Tempering darkness with hope

Author: John DeSando (jdesando@columbus.rr.com) from Columbus, Ohio
17 March 2006

"I am a lover of beasts and men." So Colin Farrell's writer, Arturo Bandini, reveals his humanistic longings and along the way his inexperience with humans. His love is the Mexican beauty Camilla, played better than Katy Jurado ever could by Salma Hyeck, with whom he fights from the cute meeting to the very end. But it is a love nevertheless, with a strength often given only to those who fight passionately.

This is 1935 LA, land of love and art, with a whole bunch of racism thrown in between the abstractions. Arturo's being Italian throws a certain doubt on whether he could eventually marry this Mexican Camilla. Ask the Dust subtly explores a melting pot of racism, of course including the ever present persecution of the Jews. In fact, no one in the film has found a mate or a home yet anyway, so loneliness and disenfranchisement are always there.

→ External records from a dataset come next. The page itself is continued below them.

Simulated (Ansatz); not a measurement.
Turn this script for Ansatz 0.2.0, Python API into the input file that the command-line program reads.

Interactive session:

Cinematographer Caleb Deschanel's shots are each a marvel of painterly cinema, just the right brownish, noirish lighting and shadows to create a marginal world of dream and destitution where only love could create wealth. And what a love. These two leads are to the camera born, their dark good looks making them as much brother and sister as reluctant lovers. Farrell speaks almost as if he is narrating, which he does as well; his intonations are weighty in sotto voce, uncharacteristic of the more flamboyant characters he is used to playing. Hyeck has lusty dignity with a spicy stubbornness that makes you believe she is worthy of marrying this gringo and living happily ever after.

But that ending is the clichéd part of the story, as if all stories about writers must end with a tragedy. Towne, however, tempers the darkness with hope, an aspiration in abundant supply in lala land, but the compromised kind reminding us at the end of his towering Chinatown that it's out of our hands.